San Francisco houses inventors' playground

SAN FRANCISCO

If you prefer to hang around with those who do, as opposed to the others who merely talk about doing, you might like the Tech Shop.

Seth Quest has been working for weeks now with his design partner Juan Cespedes. Together they have worked 15-hour days on an idea that might expand your iPad use.

"How did I get this idea? I was lying in bed streaming Netflix on my laptop," said Quest.

That evolved into an invention where you can lay down in bed and have something else hold your iPad for you.

It is one idea among hundreds becoming a reality at a place called Tech Shop in San Francisco. It is kind of like a gymnasium for inventers. For $100 a month, inventors get to have access to every machine in the building. If they can imagine something, they can probably build it.

"I will never bet against the American spirit and we are not done with manufacturing in the United States," said Mark Hatch.

Hatch runs the expanding company that is betting on the American entrepreneurial spirit. We're long past the days of your grandfather's assembly line, he says. Where before, big companies held the keys to industrial success, tech shop is about empowerment.

"And what we have done is given people access to the tools of the industrial revolution for the cost of a bad coffee addiction," said Hatch.

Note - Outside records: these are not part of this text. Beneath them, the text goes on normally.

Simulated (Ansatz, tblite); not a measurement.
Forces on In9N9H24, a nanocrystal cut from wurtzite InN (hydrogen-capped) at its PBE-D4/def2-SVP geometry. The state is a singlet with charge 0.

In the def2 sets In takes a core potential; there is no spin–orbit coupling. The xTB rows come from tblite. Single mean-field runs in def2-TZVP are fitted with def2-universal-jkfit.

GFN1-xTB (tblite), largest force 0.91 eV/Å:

Tech Shop is an enclave of creativity, like a thousand little start-ups. If you need access to a helix laser, no problem. They'll train you. When Sean Feley came to the shop a year ago, he knew nothing about welding. Now, he's building a soap box car, just for the fun of it.

"There is certainly a goal, here. And, that drives you to learn the things you want to do," said Feley.

And Tech Shop provides you with what you need to do it, from precise machinery, to computers which help design products and talk to that machinery.

Todd Back, for instance, has invented and already built the prototype for an indoor golf driving net. It took a only a few weeks, mostly because he didn't have to spend thousands of dollars tooling up. The stuff was right there.

"There is plastic injection molding. There are things here that I couldn't do anywhere else, for a fraction of the cost," said Back.

"I think it's actually the catalyst for our careers. This place has been fostering our ideas on this product from the very beginning," said Cespedes.

For real, Cespedes and Quest's iPad product just received $35,000 in development funding. So, if you still insist that Americans don't make things anymore take a ride down to Howard Street and if you have an idea, it's all downhill from here.